Rambabu (Venkatesh) is a typical George Bailey from the truth evoking drama It's a Wonderful Life. He is a do-gooder, respects everybody, and receives the same in equal amount. When his seemingly middle class mindset is affected by an unexpected event, he gets ideas that have been acquired through the movie-watching ritual.
Venkatesh and Meena along with Kritika and Esther are a happy family. Their aspirations are normal for a family bound by budgets. All they want is to have a good meal, some shopping, possibly a movie in a theatre once in a while. A murder (unintentional) which is supposed to put their happiness upside down reveals the nature of humanity. This is where the original screenplay by Jeethu Joseph gets its luck.

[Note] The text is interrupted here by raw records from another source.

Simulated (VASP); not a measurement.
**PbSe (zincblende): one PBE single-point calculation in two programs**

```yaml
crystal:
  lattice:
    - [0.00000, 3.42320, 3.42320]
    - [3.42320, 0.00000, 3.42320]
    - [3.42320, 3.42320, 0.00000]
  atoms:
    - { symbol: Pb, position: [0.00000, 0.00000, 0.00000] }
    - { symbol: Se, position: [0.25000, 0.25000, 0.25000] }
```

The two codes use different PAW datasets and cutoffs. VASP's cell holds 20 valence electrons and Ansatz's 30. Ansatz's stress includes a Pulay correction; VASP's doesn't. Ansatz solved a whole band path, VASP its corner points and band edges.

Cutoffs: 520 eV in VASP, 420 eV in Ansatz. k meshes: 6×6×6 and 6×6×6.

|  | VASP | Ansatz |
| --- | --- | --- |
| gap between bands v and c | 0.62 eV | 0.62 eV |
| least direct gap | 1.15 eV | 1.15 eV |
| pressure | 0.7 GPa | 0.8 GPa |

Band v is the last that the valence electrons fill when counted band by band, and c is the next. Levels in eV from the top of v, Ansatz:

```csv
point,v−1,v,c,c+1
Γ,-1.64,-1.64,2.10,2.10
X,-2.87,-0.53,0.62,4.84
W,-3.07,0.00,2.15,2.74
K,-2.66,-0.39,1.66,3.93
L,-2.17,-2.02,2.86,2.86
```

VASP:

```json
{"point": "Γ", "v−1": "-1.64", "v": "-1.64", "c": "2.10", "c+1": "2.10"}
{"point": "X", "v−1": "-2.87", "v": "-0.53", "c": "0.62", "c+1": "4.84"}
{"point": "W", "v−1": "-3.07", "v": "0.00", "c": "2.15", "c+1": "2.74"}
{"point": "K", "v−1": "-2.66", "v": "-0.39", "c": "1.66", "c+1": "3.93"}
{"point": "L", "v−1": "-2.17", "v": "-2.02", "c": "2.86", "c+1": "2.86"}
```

Meena gets to do her Malayalam act in Telugu; while she does her job aptly, the pairing of Meena and Venkatesh is quite a deterrent. If Venkatesh chooses his scripts wisely henceforth, he will have a longer innings. Drushyam is the perfect cup for his tea. His muscular frame and a quick thinking pair of eyes are a warning to anybody who gets close to his family whose purpose is to harm. Kritika plays the elder daughter of the couple. Her expressions, especially in the scene where she strikes the perpetrator with a bat, is noteworthy. She will be getting a lot of calls this weekend. She may start her next film this month hopefully. Esther, the younger daughter is not shaky when with senior actors. Ravi Kale as the constable who is determined to bring Venkatesh to his knees is good enough.
For a thriller, music has to push the narrative forward, but Sharreth’s work falls in the category of mediocrity. Had he upped his scope, the visuals would have had higher intensity. Some of the locations in the film look like they are made for Telugu film song shoots. The greens, the water, the small alleys – they add to the overall impact.
“Each man’s life touches so many other lives. When he isn’t around he leaves an awful hole.” That’s right! It’s a Wonderful Life may have taught Rambabu a lesson… Rambabu has touched so many lives in his compressed town, when he is in trouble, he is helped by all those lives. “No man is a failure who has friends.” Rambabu continues to have a town of friends who love him for what he does.
Drushyam after two successful remakes is one of those rare universal films. An appealing subject, a believable plot, a delightful result.